Complexity is not supposed to be complex

By Sonja Blignaut

Life is complex: an ever-changing tangle of joy and pain, failure and success, beauty and despair. Sometimes it sucks, like watching your mother fade away into dementia, or losing a beloved dog. Sometimes it is so beautiful it brings you to tears, like dancing with soul friends under a sky set aflame.

These last three years have brought a different perspective on complexity — a lived experience of “the full catastrophe”. While I am even more convinced of the need to make the wisdom of complexity available more broadly, I am increasingly frustrated by how we "mystify" it with big words and theoretical constructs.

Complexity is not new. And it’s not something separate from our lives. We all already know how to be in, and navigate complexity.  We also have a uniquely human ability to create pockets of order and predictability. And while this has led to incredible progress, our love affair with certainty and control has become a trap. Now, the challenges of our times invite us to reconsider, to reframe our learned dislike for complexity and reconnect with our innate ability to be dance with it — or as Jennifer Garvey-Berger and Carolyn Caughlin calls it: our complexity genius.

The last three years has been an excellent teacher … I thought I’d share some of what I’ve learned during these exceptionally hard times.

1.    You can’t avoid complexity (and you don’t want to).

We ARE complex beings, embodied as complex organisms embedded in webs of complex relationships. We know complexity in our bones. Yes, our need for certainty, comfort and control has led us to create elaborately ordered structures that provide comfort and a measure of predictability. But we all know that raising children is not like fixing a car.

Deep down, we know there is no certainty except for continuous change.

And while there is truth to it that change is happening faster and faster, we face potentially existential challenges (like intelligent machines), and life can feel precarious … it is also true that humans are creative and adaptive; we know how to dance with emergence. Trying to opt out of the uncertainty only ends up creating more. And if everything was sure, how boring would life be?

2. Complexity is everywhere, but not everything is complex.

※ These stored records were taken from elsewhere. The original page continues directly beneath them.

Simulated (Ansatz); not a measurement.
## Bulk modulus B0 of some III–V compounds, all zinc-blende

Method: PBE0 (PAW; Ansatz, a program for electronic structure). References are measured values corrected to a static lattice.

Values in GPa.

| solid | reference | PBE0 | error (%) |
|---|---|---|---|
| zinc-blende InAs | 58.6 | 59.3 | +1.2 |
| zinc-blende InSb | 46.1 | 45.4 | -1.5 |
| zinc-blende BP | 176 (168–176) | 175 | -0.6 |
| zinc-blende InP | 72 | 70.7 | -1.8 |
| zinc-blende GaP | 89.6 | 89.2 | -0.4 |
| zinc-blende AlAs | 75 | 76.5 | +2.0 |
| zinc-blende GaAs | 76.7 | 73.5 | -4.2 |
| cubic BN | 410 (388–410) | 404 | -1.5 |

Think more granularly, i.e., tasks, problems or challenges I encounter (vs systems). Some tasks are routine and straightforward — I can just get on with it, e.g., if a hose pipe or tap leaks in my garden, I fix it. Some tasks are more complicated, but I can figure it out or refer to someone with expertise — like installing an irrigation system. Nurturing a garden ecosystem, raising children, navigating the death of loved ones, forming new friendships … these require learning, improvisation, experimentation and for me to show up in my full (in)glorious human complexity.

3. Mind your language.

Language helps us frame our world and make sense. New language can help us see the world differently, AND it can become a stumbling block. So, if the language and labels become hindrances, drop them. I have become increasingly aware of how our language de-animates our world. The nouns that flow from our need to name and categorise can strip out life’s essential ambiguity, nuance, and mystery. Once I label a tree as a pine or a beautiful bird as a pigeon, they disappear into familiar categories. Only suitable for logging, a pest or a nuisance. I don’t bother looking twice; I miss the beauty and potential to be more. Many opportunities for innovation are lost because we can’t see past our definitions and spot new and unexpected affordances offered by familiar objects or processes. The same happens with people and relationships — they become imprisoned in rigid categories. So, instead of labels, see if rich descriptions help — it’s not about getting it entirely right or finding a suitable category — it’s about changing our relationship to the problems and systems around us.

4. Think of yourself as always waysfinding.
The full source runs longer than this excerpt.